Tipsheet

Chip Roy Explains Why SCOTUS Got Its 'Remain in Mexico' Ruling Wrong

After the Supreme Court ruled on Thursday that the Biden administration could end enforcement of the Migrant Protection Protocols aka Remain in Mexico, proponents of a secure border responded by pointing out the flaws in the Court's majority opinion — as did the dissenting opinion authored by Justice Samuel Alito. 

One Republican who knows the impact of Biden's worsening border crisis is Rep. Chip Roy of Texas. He joined America Reports on Fox News Channel to respond to the SCOTUS ruling and highlight what the majority got wrong in its decision.

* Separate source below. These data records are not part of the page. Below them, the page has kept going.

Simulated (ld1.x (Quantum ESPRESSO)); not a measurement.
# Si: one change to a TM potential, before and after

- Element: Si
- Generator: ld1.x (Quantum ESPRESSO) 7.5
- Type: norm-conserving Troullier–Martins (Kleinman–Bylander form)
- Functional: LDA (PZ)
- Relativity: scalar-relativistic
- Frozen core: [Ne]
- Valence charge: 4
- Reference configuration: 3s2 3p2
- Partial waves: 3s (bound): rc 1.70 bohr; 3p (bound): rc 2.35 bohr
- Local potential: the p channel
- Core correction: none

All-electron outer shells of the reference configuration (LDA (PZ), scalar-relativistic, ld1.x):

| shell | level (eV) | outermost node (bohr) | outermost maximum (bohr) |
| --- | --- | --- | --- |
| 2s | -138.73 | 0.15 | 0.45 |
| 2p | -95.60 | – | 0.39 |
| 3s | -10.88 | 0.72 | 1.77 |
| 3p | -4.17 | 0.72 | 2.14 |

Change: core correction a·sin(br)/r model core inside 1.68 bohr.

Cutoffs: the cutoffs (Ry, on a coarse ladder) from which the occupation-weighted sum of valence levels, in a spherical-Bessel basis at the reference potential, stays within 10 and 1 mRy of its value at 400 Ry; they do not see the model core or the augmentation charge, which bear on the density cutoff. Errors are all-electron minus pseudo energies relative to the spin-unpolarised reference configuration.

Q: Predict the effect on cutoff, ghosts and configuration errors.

"The law of the United States is that we have to secure the border, we have to have operational control of the border," Roy reminded. "And you must detain those individuals who are being adjudicated for say, an asylum claim. That is not happening. That's what the American people need to understand — the administration is refusing to do that," he explained.

"We have migrants dying on our ranches, in our property," Roy continued of the impact Biden's open-border policies is having on his constituents in Texas. "When we've got to deal with the consequences of fentanyl pouring into our schools, we know exactly what's going on," he said. "Texas is going to have to start taking action because the federal government refuses to do it — it's our communities, our state, our families," Roy added of the very real impact on everyday Americans. "We're under assault every single day with cartels being empowered, and we don't want to sit by while migrants are dying."

As Townhall also covered, more than 50 illegal immigrants died this week when the tractor trailer they were being smuggled in was apparently abandoned in the sweltering summer heat.

"When are we going to stop pretending this is compassionate?" Roy asked of the Biden administration and Democrats' claims that their open-border policies are somehow the humanitarian thing to do. "It's not, and the Court got it wrong," he added of Thursday's opinion allowing the Biden administration to end Remain in Mexico.

"Unfortunately, the majority pursued another sort of technical ruling, the same chief justice that made attacks out of thin air for Obamacare, says, ‘oh, we're going to read this really technically, to say that the administration can continue to avoid their actual statutory responsibility to secure the border,'" Roy said of the Court's ruling. "That's what happened."

"We ought to make crystal clear that we turn [illegal immigrants] away at the border, I believe the law says that now, but it was predictable that the Court would side with the administration to interpret it to be able to have the discretion to be able to not turn away at the border," Roy added. "It's crippling our country and now you have 53 dead migrants."